It was a serious project. She was fascinated by the rigs, their isolation and danger. She wanted to know what men are like “without women around”. But she was also, inwardly, a mess. She and the very first man she interviewed, an oil worker she now calls Caden (this is not his real name), began seeing each other, and soon after this – minutes after this, if we’re honest – he left his wife and children in Stockton-on-Tees, and moved into the flat she’d rented in one of Aberdeen’s edgier vicinities. “I think if he’d been number 42, it wouldn’t have happened,” she says. “But if you come out of a punitive relationship, and a man is nice to you, it’s like getting into a warm bath after years of cold showers.” She knew it was a catastrophe. She and Caden were like tourists in one another’s lands, each of them only half-fluent in the other’s language. Both were on the run from disaster at home. But that isn’t to say that she didn’t love him. She did, and so she clung on – until, that is, he went back to his wife. Then she could only cling on to her mobile phone, and wait, and hope, and in the meantime, work (the only balm, unless you count drink).

Aberdeen, a city ‘made of Louisiana avarice and Protestant thrift’. Photograph: David Robertson/Alamy

What happens when a journalist crosses a line? This is another question some of us sometimes ask ourselves. Lasley knew her relationship with Caden had muddied the water in which she wanted to swim. It wasn’t only that her judgment might be shot (weren’t they all the same, these men, sleeping with women who were not their wives as they waited for the helicopter to take them to the rig?). Aberdeen is a small city, and the oil workers, itinerant and needing to let off steam, frequent the same bars and hotels. People would talk. They would know about her and Caden, and this would get in the way of the confidences she wanted them to share (as if these weren’t hard enough to come by already; oil companies do not look favourably on workers who speak to journalists). How would her practised semi-flirtatiousness – journalistic determination disguised as pliancy – look to them now? She kept going: she spoke to more than 100 men before she finally packed up and left. But in the end, there seemed only one thing to do with her transgression. Somehow, it would have to be incorporated into the book. Her love affair, and the assignment she had set herself, would have to be as inseparable on the page as they were in the long, lonely months she spent in Aberdeen.

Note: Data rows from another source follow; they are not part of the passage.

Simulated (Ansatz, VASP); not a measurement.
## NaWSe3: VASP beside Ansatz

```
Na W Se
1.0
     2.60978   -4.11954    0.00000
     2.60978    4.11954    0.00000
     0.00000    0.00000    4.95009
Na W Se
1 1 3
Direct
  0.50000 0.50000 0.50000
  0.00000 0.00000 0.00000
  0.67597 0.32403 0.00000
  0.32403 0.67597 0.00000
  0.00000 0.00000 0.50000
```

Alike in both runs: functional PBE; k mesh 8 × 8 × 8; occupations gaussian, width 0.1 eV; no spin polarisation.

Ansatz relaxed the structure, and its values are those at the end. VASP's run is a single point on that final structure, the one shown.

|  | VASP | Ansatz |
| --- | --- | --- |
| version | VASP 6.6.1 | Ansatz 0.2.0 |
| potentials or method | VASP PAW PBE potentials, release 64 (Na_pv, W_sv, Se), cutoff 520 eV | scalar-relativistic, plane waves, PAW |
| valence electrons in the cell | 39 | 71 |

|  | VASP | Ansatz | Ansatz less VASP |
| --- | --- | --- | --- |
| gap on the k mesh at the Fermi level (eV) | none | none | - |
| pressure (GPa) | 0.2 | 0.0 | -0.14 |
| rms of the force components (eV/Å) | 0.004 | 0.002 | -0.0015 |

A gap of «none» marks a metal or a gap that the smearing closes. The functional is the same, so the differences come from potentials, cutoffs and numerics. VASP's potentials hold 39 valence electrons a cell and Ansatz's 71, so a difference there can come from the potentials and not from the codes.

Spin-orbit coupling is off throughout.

She went back home to her family in the Wirral, and got a job in a chicken shop in Ellesmere Port – the only one she could find – and when she wasn’t shovelling chips, she worked on her manuscript. “I didn’t have a choice,” she says. “I had no backup plan. I’d ripped up my life.” After three years, she had a book. The first agent who saw it told her it didn’t work. Either she should write about oil rigs, or she should write about her sex life, but this weird hybrid really wouldn’t do. “I went home and cried after that. I was 37. I’d committed hara-kiri on my career.” But then the novelist Jon McGregor, whom she has never met but who happens to be her best friend’s brother-in-law, sent a chapter to his agent, and she got it immediately: its rawness and its power; its inordinately firm hold, at once fiery and cold-eyed, on such matters as class, money and masculinity; its singular setting. Soon, Lasley had a publisher, and enough cash to put the fried chicken behind her. “I can live on it for a while,” she says now, uncertainly, fiddling with her hair. (She is talking to me via Zoom from the north-west.)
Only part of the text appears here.